[PATCH 0/4][PoC][RFC] Add rlimit-resources change notification mechanism

Krzysztof Opasiak <k.opasiak@xxxxxxxxxxx> · Wed, 18 Oct 2017 22:32:26 +0200

This is a Proof of Concept and RFC of rlimit-events - generic,
low-overhead notification mechanism for monitoring process-level
resources. This series is not ready for submission. Its main purpose is
to share the overall idea and collect feedback from the community.
All comments are very welcome.

Problem statement
=================

Linux is running tons of userspace software and a big part of it
is imperfect. It's nothing new. People discovered this long time ago
on their servers and that's why they introduced monitoring tools like
Nagios. Those tools are used not only to monitor system-wide resources
but also process-specific ones for critical services.

Base idea of such a monitoring tool is to run periodic check
(like every 10 min) of given resource usage, collect the results and
most importantly perform some action (like send email to admin) when
resource usage reaches particular level.

This idea has couple of disadvantages. First of all, one have no
information what happens between the checks. The resource may go above
and/or below notification level many times but no action is going to
be performed. Secondly this solution comes from the server world. In
that case power usage is not not a major problem, as the power is not
as scarce a resource as in battery-powered devices.

IoT world and servers seems to be very different but they have at
least one common feature - they need to run imperfect software for
a long period of time with best possible availability. That's why
we would like to monitor resource usage also on IoT devices while the
server world would still be able to benefit from the new solution.

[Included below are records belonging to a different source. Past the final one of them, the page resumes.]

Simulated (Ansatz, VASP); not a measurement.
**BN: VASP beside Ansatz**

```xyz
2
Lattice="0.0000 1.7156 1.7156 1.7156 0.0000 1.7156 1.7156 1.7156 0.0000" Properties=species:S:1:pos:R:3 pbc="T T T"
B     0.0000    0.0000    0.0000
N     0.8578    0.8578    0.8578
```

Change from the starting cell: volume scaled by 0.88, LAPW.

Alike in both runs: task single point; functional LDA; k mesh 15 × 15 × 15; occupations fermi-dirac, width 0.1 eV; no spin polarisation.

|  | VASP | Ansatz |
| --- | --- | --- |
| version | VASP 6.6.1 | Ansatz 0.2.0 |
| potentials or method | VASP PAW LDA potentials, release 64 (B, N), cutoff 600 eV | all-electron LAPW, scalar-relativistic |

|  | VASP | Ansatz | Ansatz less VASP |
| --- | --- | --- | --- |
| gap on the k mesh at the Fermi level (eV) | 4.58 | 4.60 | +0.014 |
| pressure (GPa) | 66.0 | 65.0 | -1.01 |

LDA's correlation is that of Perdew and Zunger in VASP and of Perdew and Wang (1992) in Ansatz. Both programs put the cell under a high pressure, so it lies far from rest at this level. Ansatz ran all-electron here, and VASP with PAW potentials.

In contrast to server world IoT devices are very concerned about power
usage. Also their usage profile is very different. Servers are very
busy machines (working with high load) while IoT devices usually just
do nothing waiting for user stimulus. That's why if we simply try to
reuse server world solution it turns out that devices often wake
up only to check the resource usage even though it's it has remained
unchanged for a number of hours. Not to mention that when user comes
back home and starts playing with lights, music etc resource usage may
change way more often than the polling period. To solve those issues
we need to replace polling with asynchronous notification about
resource usage change.

Try #1 - use existing tools
===========================

First of all we tried to use existing tools - audit in particular.
We manage to implement some very simple version but then we
discovered couple of problems:

1) It's not possible to monitor resources which are not bound to
syscalls e.g. CPU

2) It's not possible to monitor number of open FDs if they are
allocated and returned from ioctl() or socket

3) Audit has a significant performance overhead. With only a single
audit rule in the system, which is not being triggered, the time
overhead for open() call on Odroid U3+ is 44.6% for a hot file (in
cache or virtual) and 33.34% for a cold file (on eMMC).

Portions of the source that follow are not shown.